ENG3111 Technology Design Project
|Semester 2, 2013 External Toowoomba|
|Faculty or Section :||Faculty of Engineering & Surveying|
|School or Department :||Faculty of Engineering & Surveying|
|Version produced :||21 July 2014|
Examiner: Chris Snook
Moderator: Lyn Brodie
Undergraduate students must have completed 14 courses in their program.
In this course, the widest implications of a service, product, or process are considered at the project design stage, including not only the technical interactions of the various subsystems, but also the financial, ethical, political, sociological, and socio-economic implications. This course leads the student to an understanding of the philosophy and methodology of the design process in the context of systems which embrace political, sociological, economic, technical, and ergonomic aspects.
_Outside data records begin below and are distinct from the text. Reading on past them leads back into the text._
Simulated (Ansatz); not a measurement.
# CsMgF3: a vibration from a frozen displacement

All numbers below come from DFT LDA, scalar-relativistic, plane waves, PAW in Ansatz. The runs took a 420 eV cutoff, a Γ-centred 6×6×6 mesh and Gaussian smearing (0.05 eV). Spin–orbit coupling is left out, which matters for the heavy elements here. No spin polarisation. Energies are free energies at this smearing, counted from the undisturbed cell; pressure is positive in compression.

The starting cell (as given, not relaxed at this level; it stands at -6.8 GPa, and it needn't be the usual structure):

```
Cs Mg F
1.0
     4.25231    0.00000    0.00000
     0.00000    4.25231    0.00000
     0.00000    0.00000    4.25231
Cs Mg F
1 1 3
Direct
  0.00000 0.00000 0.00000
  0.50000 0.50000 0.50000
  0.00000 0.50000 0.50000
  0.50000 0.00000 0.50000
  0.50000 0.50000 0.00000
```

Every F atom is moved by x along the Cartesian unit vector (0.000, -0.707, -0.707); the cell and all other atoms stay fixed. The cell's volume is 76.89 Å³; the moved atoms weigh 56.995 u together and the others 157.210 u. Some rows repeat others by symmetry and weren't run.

The Technology Design Project is the capstone project course in the three-year Bachelor of Engineering Technology program. The project is team-based with students working in small groups of four students drawn from a specific discipline area. Each team will work on a project drawn from the list of the current years Engineers Without Borders (EWB) challenge (or similar) but in greater detail and with more focus on interactions within the system. The project is intended to enable students to demonstrate their attainment of in-depth design skills with a definite deliverable in the form of a detailed report accompanied by engineering drawings and related calculations. The experience gained in this course will enhance a student's ability to perform project work, to be innovative, to solve problems and identify solutions, thereby developing engineering judgement
This is a senior course and it is assumed that the student has the maturity, knowledge and skills base commensurate with having completed the first two years of their undergraduate course.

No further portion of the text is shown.